Review by Rumsey Taylor

Posted on 07 June 2008

Source Zipporah Films DVD

Categories Frederick Wiseman

Frederick Wiseman’s Juvenile Court concerns the establishment of the title, a bureaucratic institution in Memphis, TN, which on a daily basis sees and tries a variety of teens (and younger) involved in anything from petty theft to armed robbery. The protocol is nothing unordinary: those accused are brought and detained until a proper corrective solution is pronounced (typically a foster home or “training” school), and often the crimes reach trial, each overseen by a benevolent judge. Although the proceedings are generally calm, all of this comes across as unusually dire—because these are all children.

Only a few trials (or portions thereof) are developed in the film, and each of the crimes stem, by some measure, from the parent or parents. A young girl, returning to court because of a probation violation, seldom goes to school or home, and a counselor instructs her mother that she may be influencing her child’s irresponsibility. The mother remains immaturely incredulous as she’s told this in an example of the serendipitous double meaning of the phrase “juvenile court.” One of the children, a 16-year-old boy, is accused of molesting one of the children he was invited to baby-sit, and although he consistently denies the accusation, the revelation of his own abuse, at the hand of his father, is integral in inference of his guilt.

In this particular instance, the boy is so vehemently convinced of his innocence that he suggests a polygraph test. I found this curious, even though the test doesn’t occur in the film (that is, if it was administered to begin with), because some of these children seem to want to be tried under the same protocol as an adult even if the results would be potentially and exponentially more severe. There’s another who’s so afraid of entering a guilty plea because it would necessitate that he attend training school; he weeps, begging his lawyer to go to trial as an adult, even if the minimum penalty is a 10-year sentence in a state penitentiary. These children have an undeveloped comprehension of state-issued punishment, and in turn the very nature of how guilt pertains to one’s actions, not one’s demeanor.

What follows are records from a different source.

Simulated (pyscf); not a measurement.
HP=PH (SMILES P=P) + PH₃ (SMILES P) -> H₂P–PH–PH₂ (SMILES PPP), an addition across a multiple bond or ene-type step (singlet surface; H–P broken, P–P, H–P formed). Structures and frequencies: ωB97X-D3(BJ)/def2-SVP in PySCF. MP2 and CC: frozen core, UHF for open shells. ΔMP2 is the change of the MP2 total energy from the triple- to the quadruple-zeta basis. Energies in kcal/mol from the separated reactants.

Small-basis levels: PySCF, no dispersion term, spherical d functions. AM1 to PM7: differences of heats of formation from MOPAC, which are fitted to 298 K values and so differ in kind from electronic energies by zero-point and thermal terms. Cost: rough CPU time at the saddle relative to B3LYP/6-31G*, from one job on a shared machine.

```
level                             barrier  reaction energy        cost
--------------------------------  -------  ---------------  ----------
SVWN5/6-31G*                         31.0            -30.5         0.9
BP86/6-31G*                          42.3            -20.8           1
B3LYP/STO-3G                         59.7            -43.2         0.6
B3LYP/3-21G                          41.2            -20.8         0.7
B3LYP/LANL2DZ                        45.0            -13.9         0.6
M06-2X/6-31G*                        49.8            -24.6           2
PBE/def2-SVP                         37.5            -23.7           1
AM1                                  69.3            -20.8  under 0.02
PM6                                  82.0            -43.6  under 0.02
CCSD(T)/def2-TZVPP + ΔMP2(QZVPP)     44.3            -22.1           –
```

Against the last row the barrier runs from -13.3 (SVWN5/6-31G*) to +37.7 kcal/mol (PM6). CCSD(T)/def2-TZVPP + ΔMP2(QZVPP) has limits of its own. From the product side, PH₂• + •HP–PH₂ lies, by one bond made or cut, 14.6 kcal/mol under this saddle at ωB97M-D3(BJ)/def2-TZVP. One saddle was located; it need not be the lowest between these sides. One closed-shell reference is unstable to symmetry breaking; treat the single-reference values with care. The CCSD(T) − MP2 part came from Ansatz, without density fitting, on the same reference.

The solutions at Juvenile Court are usually made to be in the children’s “best interest,” and they’re advised to stay out of trouble. But this “trouble” isn’t clearly defined, not to the viewer and not to the accused. It’s evocative of the grey area that is adolescence; stealing a bit of money when your fifteen is “trouble”; doing the same thing once you’re eighteen is a punishable crime. I’m not sure there is an adequate solution more instrumental in these children’s development other than the very process of aging. It is the notion of a child’s dependency that fosters corrective solutions less severe than an adult’s, but this same notion, somewhat paradoxically, does not extend to the parent/guardian. Being that these children are tried on the basis of their limited responsibility, shouldn’t the parent recompense in the interest of more comprehensive corrective punishment?

These are my own queries, as Wiseman - in what will soon become a redundant declaration this month - abstains from any form of judicial query. The film is constructed not to excavate query, but rather to establish a sort of chronology in protocol, beginning with exterior shots of Juvenile Court and ending with a sentencing. The direction is characterized by a plainness, and in my viewing of Wiseman’s films I’ve been compelled to substitute for his determined lack of manipulation or argument. Juvenile Court has a utility as a microcosm of the very nature of state-issued punishment, be it given to a child or an adult; the crime, the solution, and the penalty isn’t fundamentally different for either party. The most differentiating factor here is age, even if the nature of guilt and need for solution is of little difference between a teen and an adult. Wiseman’s film examines this but refrains from contriving a solution, or at least to suggest one. Instead, it functions to examine, quite carefully, the source of a problem.